Those men and their hairs

Thursday, August 22, 2002
Gloria Masoner

I've never understood the relationship men have with their hair.

I mean as a woman ages, she faces changes as well. She has to put up with wrinkles, gray hair, menopause and the need to tell horrible lies about her age.

Women have to put up with the same daily reminders of the aging process as men. Every day they watch the hair coloring, estrogen and wrinkle cream commercials. Men have to put up with commercials about hair loss.

"Would she feel the same way if you lost your hair?" the faceless announcer asks the good looking young man with a head full of hair.

"Yeah," says the good looking guy with a lot of hair. "But she'd feel it about somebody else."

If he's dumb enough to keep her around, he deserves the devastation of seeing her move out the minute he starts shedding more hair than he grows.

I keep wanting to yell at him ... "RUN!"

I have never had any issues with follically impaired men. I do have a problem with men who try to hide the fact.

Brad doesn't carry his vanity to the extreme that some men do -- but he does hold fast to those last 159 hairs he has on top of his head -- that's only an estimate, I haven't actually counted them.

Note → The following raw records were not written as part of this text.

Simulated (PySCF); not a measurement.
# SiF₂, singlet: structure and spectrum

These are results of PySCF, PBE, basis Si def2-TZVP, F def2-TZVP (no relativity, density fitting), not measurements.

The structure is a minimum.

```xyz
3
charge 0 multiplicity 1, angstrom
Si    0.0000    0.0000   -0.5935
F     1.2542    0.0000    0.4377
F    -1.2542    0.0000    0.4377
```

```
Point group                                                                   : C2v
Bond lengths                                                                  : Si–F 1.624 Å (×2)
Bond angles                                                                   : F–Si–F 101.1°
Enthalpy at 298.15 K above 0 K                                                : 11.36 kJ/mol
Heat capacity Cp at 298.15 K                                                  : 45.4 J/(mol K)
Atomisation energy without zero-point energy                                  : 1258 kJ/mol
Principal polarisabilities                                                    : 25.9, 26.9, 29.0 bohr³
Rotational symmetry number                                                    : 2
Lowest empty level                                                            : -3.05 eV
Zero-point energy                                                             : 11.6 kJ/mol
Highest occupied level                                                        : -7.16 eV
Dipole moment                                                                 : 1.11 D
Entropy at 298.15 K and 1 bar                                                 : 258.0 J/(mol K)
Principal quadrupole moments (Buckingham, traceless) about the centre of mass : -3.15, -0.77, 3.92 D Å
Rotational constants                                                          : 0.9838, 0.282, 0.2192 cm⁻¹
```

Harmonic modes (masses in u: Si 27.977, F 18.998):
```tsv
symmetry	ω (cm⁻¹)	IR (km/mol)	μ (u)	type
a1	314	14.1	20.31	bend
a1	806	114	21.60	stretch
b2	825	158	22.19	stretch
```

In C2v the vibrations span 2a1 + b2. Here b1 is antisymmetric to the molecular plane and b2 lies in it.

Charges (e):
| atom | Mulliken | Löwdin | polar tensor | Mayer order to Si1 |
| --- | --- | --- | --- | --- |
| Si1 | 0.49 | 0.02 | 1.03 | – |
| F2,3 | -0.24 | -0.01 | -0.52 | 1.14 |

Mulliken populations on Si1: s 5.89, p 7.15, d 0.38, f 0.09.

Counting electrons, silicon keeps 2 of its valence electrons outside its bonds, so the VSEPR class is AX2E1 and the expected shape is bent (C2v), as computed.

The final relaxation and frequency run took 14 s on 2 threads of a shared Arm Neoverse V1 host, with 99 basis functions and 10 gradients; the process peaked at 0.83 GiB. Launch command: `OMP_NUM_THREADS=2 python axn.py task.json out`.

I am wearing him down. When we first got together, he had about twice as many hairs on top of his head. They were about 12 inches long while the rest of his hair measured no more than two inches. For three years, he wouldn't let me cut those 318 hairs. Finally about two years ago, he allowed me to cut them in half. Just last week, he finally allowed me to take them down to the same height as the rest of his hair.

I've tried several times to convince him that it would be virtually painless to take them down to the scalp. In fact it really wouldn't be hard to pluck them.

"Leave the top of my head alone!" he keeps telling me. "I don't want you touching them." He's very possessive of his hairs.

Even as I read this to him for final approval, he's shaking his head and saying "It ain't gonna happen."

In a generous attempt to make up for my follicle faux pas, I did volunteer to go through the pain of becoming his transplant donor.

"I'd rather be bald than spend the rest of my life as a ditzy blonde," he retorted.


In order to be politically correct, let me point out -- that last comment wasn't directed at blondes in general.

Now who's going through mood swings?

Speaking of mood swings, menopause, gray hair and wrinkles, I have a good friend who's celebrating her 40th birthday on the 24th. At least she was a good friend right up to the time she opened her paper this afternoon.

Actually, announcing her birthday in this manner isn't nearly as cruel as what she did to me on my 40th.

I had called her that morning and told her in strictest confidence that the eye doctor had recommended bifocals. She felt the need to share that deep dark secret with the world when she called Open Line to wish me a happy birthday.

Of course I'm willing to forgive her. She knows too many other secrets for me to risk making her angry.

They have a word for friends like Penny Cooper.

They're called angels.

Be sure to wish her a very happy 40th birthday. She'll be on the job at Culligan tomorrow.